How do I compare a cell array containing string arrays against a string array without using loops?
古いコメントを表示
I'm comparing two variables (data attached):
- tableOfTextByTime.("tweetUniqueMentions"), which is a 500x1 cell array. The content of each cell is a string array that may contain 0 or more words. Each cell can contain a different number of words. See screenshot:

- tableOfUsers{:,1}, which is a 334x1 string array

The code below works using a for loop, an anonymous function, and cellfun, but it's slow.
It's ok for a small test dataset, but when running on a real data set (20,000 x 1 cell array) and (5,000 x 1 string array) it takes way too long.
for i = height(tableOfUsers): -1: 1
% create a wrapped strcmp anon fcn that takes each cell element and
% each string element
wStrcmp = @(anonInp1) any(strcmp(anonInp1, tableOfUsers{i,1}));
% create matrix of indices for the entries that match the criteria (500x334)

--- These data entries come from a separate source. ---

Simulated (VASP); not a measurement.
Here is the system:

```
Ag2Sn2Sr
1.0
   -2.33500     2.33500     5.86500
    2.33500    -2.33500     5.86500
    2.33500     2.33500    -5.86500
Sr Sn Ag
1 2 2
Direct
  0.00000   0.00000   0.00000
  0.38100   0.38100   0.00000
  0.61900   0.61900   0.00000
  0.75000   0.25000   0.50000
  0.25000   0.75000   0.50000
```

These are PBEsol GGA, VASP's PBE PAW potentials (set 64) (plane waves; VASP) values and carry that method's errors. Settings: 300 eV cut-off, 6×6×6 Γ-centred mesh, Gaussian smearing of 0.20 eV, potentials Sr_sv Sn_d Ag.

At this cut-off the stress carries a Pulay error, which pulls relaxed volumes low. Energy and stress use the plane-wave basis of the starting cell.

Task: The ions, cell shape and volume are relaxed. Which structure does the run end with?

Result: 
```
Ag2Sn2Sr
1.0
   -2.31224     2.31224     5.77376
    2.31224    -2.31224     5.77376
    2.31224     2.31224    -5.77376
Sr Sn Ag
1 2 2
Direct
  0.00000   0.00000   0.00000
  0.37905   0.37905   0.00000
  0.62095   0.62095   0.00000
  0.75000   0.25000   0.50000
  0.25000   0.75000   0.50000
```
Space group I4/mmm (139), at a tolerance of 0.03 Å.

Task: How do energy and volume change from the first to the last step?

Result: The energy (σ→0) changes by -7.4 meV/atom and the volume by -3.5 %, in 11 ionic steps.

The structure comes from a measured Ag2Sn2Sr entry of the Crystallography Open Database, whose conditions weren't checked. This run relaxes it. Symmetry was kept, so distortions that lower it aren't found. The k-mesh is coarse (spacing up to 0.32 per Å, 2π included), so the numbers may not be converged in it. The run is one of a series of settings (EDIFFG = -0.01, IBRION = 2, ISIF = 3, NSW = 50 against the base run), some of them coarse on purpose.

idxMat(:,i) = cellfun( wStrcmp, tableOfTextByTime.("tweetUniqueMentions"),'UniformOutput',false);
% grab the relevant text that match the criteria
correspondingText{i,1} = tableOfTextByTime(cell2mat(idxMat(:,i)),:);
end
How can I get an equivalent result while drastically speeding up the code? Is there a way to do this in a vectorized or element-wise manner? bsxfun and arrayfun seem to have limitations when working with strings. Parallel computing toolbox not an option : )
3 件のコメント
the cyclist
2022 年 12 月 21 日
Can you upload the data? You can use the paper clip icon in the INSERT section of the toolbar. We can't work with a picture of the data.
Walter Roberson
2022 年 12 月 21 日
Please describe in words what the desired outcome is.
- for each cell, you need to know whether at least one string in the cell appears anywhere in the string array?
- for each string in each cell, you need to know of the string appears anywhere in the string array?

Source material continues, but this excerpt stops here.